Document Digitization

The most efficient, fastest and best-quality digitization is processed with document scanners. These models are able to scan both sides of an A3 + (up to 30.7 cm width) document at high speed and in high quality at the same time. The roller system and scanning technology of the scanners are extremely gentle, so we can handle poor quality, fragmented, torn or even strongly acidic pages with great safety. Often we encounter very long documents even up to 1meter length. With our professional devices we handle them without any problem. Output formats can be edited flexibly from 200 DPI black and white scanning to 600 DPI uncompressed TIFF format.

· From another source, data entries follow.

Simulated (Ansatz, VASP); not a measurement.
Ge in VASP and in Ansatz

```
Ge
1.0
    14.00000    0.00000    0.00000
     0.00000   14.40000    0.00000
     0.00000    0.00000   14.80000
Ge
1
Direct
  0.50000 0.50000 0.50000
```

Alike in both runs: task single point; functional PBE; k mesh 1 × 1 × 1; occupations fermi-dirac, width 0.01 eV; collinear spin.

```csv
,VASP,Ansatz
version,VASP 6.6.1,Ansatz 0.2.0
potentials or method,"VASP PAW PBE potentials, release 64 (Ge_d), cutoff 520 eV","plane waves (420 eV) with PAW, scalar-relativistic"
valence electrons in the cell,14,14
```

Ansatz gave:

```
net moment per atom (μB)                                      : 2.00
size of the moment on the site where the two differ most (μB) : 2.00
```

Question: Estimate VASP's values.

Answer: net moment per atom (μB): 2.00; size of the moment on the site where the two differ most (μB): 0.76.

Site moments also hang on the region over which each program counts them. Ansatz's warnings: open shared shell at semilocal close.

The next step in the processing of printed documents is the so called text recognition (OCR), where text will be transferred into the image. The efficiency and accuracy of today's softwares are very high. The text recognition of a 19th century print is at 98-99%, in case of high-quality prints it can reach 99.5% accuracy. The result of automatic text recognition is the so-called double-layer PDF, where the top layer is the scanned image and the lower layer is the text itself. With the help of that methodology the user see the authentic image while the search takes place on the text.

We insert bookmarks into the double-layered PDFs, which can be the title, author, date, year or title of a book chapter. The result is a standard double layer PDF, which is suitable for publishing on the Internet.

 

For publishing double-layered PDFs we use self-developed software that enables sophisticated high-speed and full-text search, browsing between search words, displaying and highlighting results. During the search users can use logical (AND, OR, NOT) and proximity operators (two or more words to be next to each other) as well, even truncation of a search word from the right or from the left, or inside the word is possible. For presenting these PDF pages we have developed an own program which is also able to highlight the results, scale and download pages.

Arcanum’s manufacturing technology and device system is appropriate for digitization and text recognition of any type, size and quality of documents and for publishing the double-layer PDFs online through a fast and sophisticated search and display system.

Applications

Arcanum Digitheca (http://adtplus.arcanum.hu): Hundreds of printed Hungarian scientific, official journals, newspapers, weekly magazines, books, with about 4-5 million new pages a year.

The HUNGARICANA Public Library and Document Library (http://library.hungaricana.hu) contains 100 public collections, kept and digitized publications: documents, archives, museum yearbooks, printed archives, school notices, etc.